The provision of HPC resources requires more than system administration. It takes a team of skilled analysts able to work with user codes and make them run more efficiently with large numbers of processors. These analysts must work closely with both the administrators and clients to ensure that jobs run smoothly and costly resources are used effectively.
High performance computing (HPC) is a field directed toward processing tasks that require significant computing resources in a relatively short time, a period of hours or days, typically. The design of the hardware is geared toward tightly-coupled parallel tasks. Clusters with low-latency interconnects and special purpose interconnect hardware in symmetric multiprocessing (SMP) systems, are the norm in these environments. The software that runs on these systems is ideally written specifically to efficiently utilize both large numbers of cores and massive memory.
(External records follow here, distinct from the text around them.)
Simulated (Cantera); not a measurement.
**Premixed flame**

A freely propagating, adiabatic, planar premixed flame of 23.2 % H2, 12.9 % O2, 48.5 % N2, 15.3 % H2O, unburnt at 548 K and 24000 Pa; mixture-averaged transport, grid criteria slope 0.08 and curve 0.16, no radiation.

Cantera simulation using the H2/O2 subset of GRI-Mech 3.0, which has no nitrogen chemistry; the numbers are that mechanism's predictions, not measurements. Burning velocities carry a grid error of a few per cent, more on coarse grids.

A High Performance Computing environment is characterized by the almost constant high loads on the systems. As the scheduling software adds additional jobs to the system, this leads to large changes in demands on the types of resources needed by the user jobs. These new jobs can potentially make the system unstable and impact the performance of other users’ jobs. This environment requires monitoring and frequent intervention by system analysts. Every job submitted to the system can potentially change the dynamics enough to make other users’ jobs fail. In an extreme case the entire system may crash. When this happens, system analysts and administrators must investigate and take measures to prevent this from happening in the future; while at the same time bringing the system back into production in a timely fashion.
Clients may require special assistance to run their jobs at a higher than normal priority to meet academic or business deadlines. This can be accomplished, but it requires manual intervention by system administrators. Administrators need to be familiar with, and sensitive to all users’ needs. Short term priority changes can be made for special situations.
In contrast, a typical non-HPC server, for mail or web serving for example, tends to be a single application device. Once configured properly, these types os machines can run for extended periods with downtime for regular maintenance and the occasional hardware repair.
Providing an HPC service requires a team working closely together to meet user needs and keep the system running at peak efficiency. This environment requires that skilled analysts are constantly learning new tools and techniques relevant to current and future clients.